I want to linger on this tier because I think it’s the one that frustrates writers the most. You get a letter that says something nice but still rejects you. The niceness can feel like a consolation prize, or worse, like a cruel tease. But from our side of the table, the warm form represents genuine respect for the writer’s work. We are explicitly choosing to acknowledge something good in the manuscript rather than sending the standard form. When we say “we were impressed,” we mean it. Publishing is too exhausting and too poorly compensated for anyone in it to waste time being dishonest in rejection letters.
The third tier is the personalized rejection. This is a letter written specifically for this manuscript by the editor who read it, offering detailed feedback about what worked, what didn’t, and sometimes suggestions for revision. These go to about 5 to 8 percent of our submissions. If you receive a personalized rejection from us, pay very close attention to it. It means your manuscript was seriously considered for acquisition. It means at least two people on our team read the full manuscript and discussed it in an editorial meeting. It means we see real potential in the work and are investing our time in explaining why, despite that potential, we’re passing.
Personalized rejections are, frankly, the hardest letters I write. They require honesty about the manuscript’s weaknesses, which feels uncomfortable when you know how much effort the writer put into the work. But they also require genuine engagement with the manuscript’s strengths, because a personalized rejection that’s all criticism is just a mean letter. The balance I’m aiming for is: “Here’s what you did well. Here’s what prevented us from moving forward. Here’s what we think would make this manuscript stronger.” Whether the writer acts on that feedback is up to them, but the feedback itself is given in good faith and based on careful reading.
I want to share some of the most common reasons manuscripts receive personalized rejections at our press, because I think these patterns are useful for writers to know about.
The single most common reason is voice. The manuscript is competent, sometimes very competent, but the prose doesn’t have a distinctive enough voice to carry a full book. The writing is correct without being compelling. The sentences are well-constructed but could have been written by any of a hundred different writers. At ScrollWorks, where we publish literary fiction, voice is the thing we care about most, and its absence is the most frequent reason we pass on otherwise strong manuscripts. I’ve written dozens of rejection letters that essentially say: “The craft here is solid, but we’re looking for something more idiosyncratic, more personal, more surprising in the prose.”

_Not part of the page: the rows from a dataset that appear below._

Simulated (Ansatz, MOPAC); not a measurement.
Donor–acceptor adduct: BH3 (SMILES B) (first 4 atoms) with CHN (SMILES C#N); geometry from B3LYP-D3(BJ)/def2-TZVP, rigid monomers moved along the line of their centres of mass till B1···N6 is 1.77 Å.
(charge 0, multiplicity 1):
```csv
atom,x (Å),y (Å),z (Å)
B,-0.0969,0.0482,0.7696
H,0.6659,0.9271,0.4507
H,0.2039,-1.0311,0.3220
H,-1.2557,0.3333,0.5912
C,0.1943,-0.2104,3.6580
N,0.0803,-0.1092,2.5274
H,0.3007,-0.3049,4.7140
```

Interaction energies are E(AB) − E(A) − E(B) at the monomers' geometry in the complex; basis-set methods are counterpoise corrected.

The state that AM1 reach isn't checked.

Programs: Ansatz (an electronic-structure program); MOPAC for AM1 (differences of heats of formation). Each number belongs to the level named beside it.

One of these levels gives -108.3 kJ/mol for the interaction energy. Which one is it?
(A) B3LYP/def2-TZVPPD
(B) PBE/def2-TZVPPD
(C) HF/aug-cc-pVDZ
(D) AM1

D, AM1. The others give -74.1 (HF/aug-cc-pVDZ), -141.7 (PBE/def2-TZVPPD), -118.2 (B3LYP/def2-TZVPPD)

The second most common reason is pacing. Many manuscripts we receive have strong beginnings and strong endings but sag in the middle. The writer had a clear sense of how to start the story and where they wanted it to end, but the 200 pages in between feel padded, repetitive, or insufficiently structured. This is a solvable problem, and when I flag it in a personalized rejection, I’m genuinely hoping the writer will revise and resubmit. Some of our published books, including The Cartographer’s Dilemma, went through exactly this arc: initial submission, personalized rejection with specific pacing feedback, revision, resubmission, and acceptance.
The third common reason is what I think of as “familiarity.” The manuscript is well-executed but tells a story I’ve read too many times before. The troubled marriage. The family secrets revealed at a funeral. The coming-of-age in a small town. These are not bad premises, and I’ve published books with all of these setups. But the execution needs to bring something genuinely new, some angle or insight or structural innovation that makes the familiar feel fresh. When a manuscript competently treads well-worn ground without surprising me, I find it very hard to champion it through the publication process, which requires sustained enthusiasm over a period of one to two years.
The fourth tier of rejection, the rarest, is the revise-and-resubmit invitation, commonly called an R&R. This is not technically a rejection at all. It’s a letter that says: “We are very interested in this manuscript but don’t feel it’s ready for publication in its current form. Here are the specific changes we’d like to see. If you’re willing to revise along these lines and resubmit, we will read the revised version with serious intent to acquire.” We issue maybe two or three of these per year. They represent our highest level of engagement short of an offer.
An R&R is, in a sense, a vote of confidence. We’re telling the writer that their book is good enough for us to invest editorial time in before we’ve even decided to publish it. But I want to be honest: an R&R is not a guarantee of publication. We’ve issued R&Rs that didn’t result in offers, either because the revision didn’t address our concerns sufficiently or because our editorial priorities shifted between the initial letter and the resubmission. Writers who receive an R&R should treat it seriously and work hard on the revision, but they should also maintain realistic expectations about the outcome.
Now, let me address some of the things that writers read into rejection letters that aren’t actually there.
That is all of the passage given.